We have thus assigned to pure reason and experience their places in a theoretical system of physics. The structure of the system is the work of reason; the empirical contents and their mutual relations must find their representation in the conclusions of the theory. In the possibility of such a representation lie the sole value and justification of the whole system, and especially of the concepts and fundamental principles which underlie it. These latter, by the way, are free inventions of the human intellect, which cannot be justified either by the nature of that intellect or in any other fashion a
priori
.

These fundamental concepts and postulates, which cannot be further reduced logically, form the essential part of a theory, which reason cannot touch. It is the grand object of all theory to make these irreducible elements as simple and as few in number as possible, without having to renounce the adequate representation of any empirical content whatever.

The view I have just outlined of the purely fictitious character of the fundamentals of scientific theory was by no means the prevailing one in the eighteenth or even the nineteenth century. But it is steadily gaining ground from the fact that the distance in thought between the fundamental concepts and laws on one side and, on the other, the conclusions which have to be brought into relation with our experience grows larger and larger, the simpler the logical structure becomes—that is to say, the smaller the number of logically independent conceptual elements which are found necessary to support the structure.

Newton, the first creator of a comprehensive, workable system of theoretical physics, still believed that the basic concepts and laws of his system could be derived from experience. This is no doubt the meaning of his saying,
hypotheses non fingo
.

Actually the concepts of time and space appeared at that time to present no difficulties. The concepts of mass, inertia and force, and the laws connecting them seemed to be drawn directly from experience. Once this basis is accepted, the expression for the force of gravitation appears derivable from experience, and it was reasonable to hope for the same in regard to other forces.

We can indeed see from Newton’s formulation of it that the concept of absolute space, which comprised that of absolute rest, made him feel uncomfortable; he realized that there seemed to be nothing in experience corresponding to this last concept. He was also not quite comfortable about the introduction of forces operating at a distance. But the tremendous practical success of his doctrines may well have prevented him and the physicists of the eighteenth and nineteenth centuries from recognizing the fictitious character of the foundations of his system.

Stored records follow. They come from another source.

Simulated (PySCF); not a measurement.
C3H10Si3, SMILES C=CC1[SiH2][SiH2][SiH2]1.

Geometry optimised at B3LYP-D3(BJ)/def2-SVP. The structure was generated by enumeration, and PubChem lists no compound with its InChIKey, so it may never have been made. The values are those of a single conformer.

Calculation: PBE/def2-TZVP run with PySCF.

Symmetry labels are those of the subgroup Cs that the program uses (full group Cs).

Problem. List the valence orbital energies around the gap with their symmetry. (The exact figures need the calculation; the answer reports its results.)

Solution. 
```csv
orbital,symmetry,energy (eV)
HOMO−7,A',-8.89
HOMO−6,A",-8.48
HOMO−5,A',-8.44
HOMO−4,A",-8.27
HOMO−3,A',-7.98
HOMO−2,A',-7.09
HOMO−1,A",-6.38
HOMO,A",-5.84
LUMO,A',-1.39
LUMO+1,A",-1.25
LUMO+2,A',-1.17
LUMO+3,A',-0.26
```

The natural philosophers of those days were, on the contrary, most of them possessed with the idea that the fundamental concepts and postulates of physics were not in the logical sense free inventions of the human mind but could be deduced from experience by “abstraction”—that is to say by logical means. A clear recognition of the erroneousness of this notion really only came with the general theory of relativity, which showed that one could take account of a wider range of empirical facts, and that too in a more satisfactory and complete manner, on a foundation quite different from the Newtonian. But quite apart from the question of the superiority of one or the other, the fictitious character of fundamental principles is perfectly evident from the fact that we can point to two essentially different principles, both of which correspond with experience to a large extent; this proves at the same time that every attempt at a logical deduction of the basic concepts and postulates of mechanics from elementary experiences is doomed to failure.

If, then, it is true that this axiomatic basis of theoretical physics cannot be extracted from experience but must be freely invented, can we ever hope to find the right way? Nay more, has this right way any existence outside our illusions? Can we hope to be guided in the right way by experience when there exist theories (such as classical mechanics) which to a large extent do justice to experience, without getting to the root of the matter? I answer without hesitation that there is, in my opinion, a right way, and that we are capable of finding it. Our experience hitherto justifies us in believing that nature is the realization of the simplest conceivable mathematical ideas. I am convinced that we can discover by means of purely mathematical constructions the concepts and the laws connecting them with each other, which furnish the key to the understanding of natural phenomena. Experience may suggest the appropriate mathematical concepts, but they most certainly cannot be deduced from it. Experience remains, of course, the sole criterion of the physical utility of a mathematical construction. But the creative principle resides in mathematics. In a certain sense, therefore, I hold it true that pure thought can grasp reality, as the ancients dreamed.

In order to justify this confidence, I am compelled to make use of a mathematical conception. The physical world is represented as a four-dimensional continuum. If I assume a Riemannian metric in it and ask what are the simplest laws which such a metric system can satisfy, I arrive at the relativist theory of gravitation in empty space. If in that space I assume a vector-field or an anti-symmetrical tensorfield which can be inferred from it, and ask what are the simplest laws which such a field can satisfy, I arrive at Clerk Maxwell’s equations for empty space.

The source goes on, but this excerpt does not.